Issue (i): Whether amounts received by the assessee from Indian entities towards seconded employees constituted fees for technical services under Article 12 of the India-USA DTAA and section 9(1)(vii) of the Income-tax Act, 1961.
Analysis: The deputation arrangement showed that the seconded personnel continued to retain their lien with the overseas employer, were repatriated after the assignment, and were subject to the contractual control framework that preserved the overseas entity's overarching relationship with them. The services were not mere reimbursement entries in substance, because the secondees were deployed to assist the Indian entities in implementing group policies, processes, and quality standards, and the arrangement involved training and transfer of technical knowledge, skill, experience, and know-how. On those facts, the "make available" requirement was satisfied and the earlier factual findings of the Tribunal could not stand against the detailed findings recorded by the assessing authority and the DRP.

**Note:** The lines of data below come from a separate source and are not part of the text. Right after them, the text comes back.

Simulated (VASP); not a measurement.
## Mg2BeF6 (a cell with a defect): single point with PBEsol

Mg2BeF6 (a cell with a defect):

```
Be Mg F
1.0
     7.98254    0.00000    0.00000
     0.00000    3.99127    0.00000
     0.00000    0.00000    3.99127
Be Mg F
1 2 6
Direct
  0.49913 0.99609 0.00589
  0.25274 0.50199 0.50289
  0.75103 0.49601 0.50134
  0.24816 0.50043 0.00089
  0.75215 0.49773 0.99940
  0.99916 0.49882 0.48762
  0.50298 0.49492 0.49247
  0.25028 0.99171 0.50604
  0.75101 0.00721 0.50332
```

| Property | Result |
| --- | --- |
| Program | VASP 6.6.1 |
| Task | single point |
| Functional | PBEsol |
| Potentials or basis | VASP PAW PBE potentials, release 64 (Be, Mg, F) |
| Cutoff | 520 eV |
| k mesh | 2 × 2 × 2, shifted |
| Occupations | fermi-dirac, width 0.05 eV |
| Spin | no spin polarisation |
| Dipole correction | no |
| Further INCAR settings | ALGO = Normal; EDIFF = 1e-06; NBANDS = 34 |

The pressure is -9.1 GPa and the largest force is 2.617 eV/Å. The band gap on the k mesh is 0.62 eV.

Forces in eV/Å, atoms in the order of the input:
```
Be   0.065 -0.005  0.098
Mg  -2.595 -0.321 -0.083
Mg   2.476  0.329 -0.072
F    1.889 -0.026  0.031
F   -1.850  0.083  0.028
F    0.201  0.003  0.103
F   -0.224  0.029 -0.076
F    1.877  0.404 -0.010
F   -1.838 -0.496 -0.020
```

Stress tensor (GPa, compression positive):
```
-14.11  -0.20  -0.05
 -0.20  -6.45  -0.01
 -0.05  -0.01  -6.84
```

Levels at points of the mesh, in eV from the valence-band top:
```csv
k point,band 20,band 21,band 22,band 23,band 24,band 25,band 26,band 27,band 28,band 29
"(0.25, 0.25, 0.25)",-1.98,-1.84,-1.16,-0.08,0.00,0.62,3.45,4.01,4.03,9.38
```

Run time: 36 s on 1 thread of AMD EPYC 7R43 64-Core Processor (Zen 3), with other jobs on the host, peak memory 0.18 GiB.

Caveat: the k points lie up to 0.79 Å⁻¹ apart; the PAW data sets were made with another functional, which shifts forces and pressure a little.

Conclusion: The secondment receipts were held taxable as fees for technical services, and the Tribunal's contrary view was set aside in favour of the Revenue.
Issue (ii): Whether receipts from Indian clients for services rendered in and from the USA fell within the exclusion for professional services under Article 12(5)(e) read with Article 15 of the India-USA DTAA.
Analysis: Article 15(2) was treated as an inclusive definition and not as one confined only to persons governed by a statutory professional body. At the same time, the assessing authority had already segregated the receipts and granted treaty benefit to those services that truly answered the description of professional services, while taxing only the balance as technical or consultancy services. The Tribunal did not analyse that segregation or the nature of the retained receipts with sufficient specificity. For the receipts finally disputed in some appeals, the matter required fresh examination on the full record.
Conclusion: The Revenue succeeded on the question for AY 2020-21, while the remaining receipts-related issues in the connected appeals were remanded for reconsideration.
Final Conclusion: The batch was disposed of by upholding taxability of the secondment reimbursements as fees for technical services and by sending the remaining receipts-related controversy back for fresh adjudication where required.
Ratio Decidendi: Where secondees continue to remain linked to the foreign employer and the arrangement results in transmission of technical knowledge, skill, know-how, or training to the Indian recipient, the payment is not insulated as a mere reimbursement and satisfies the treaty's "make available" threshold for fees for technical services.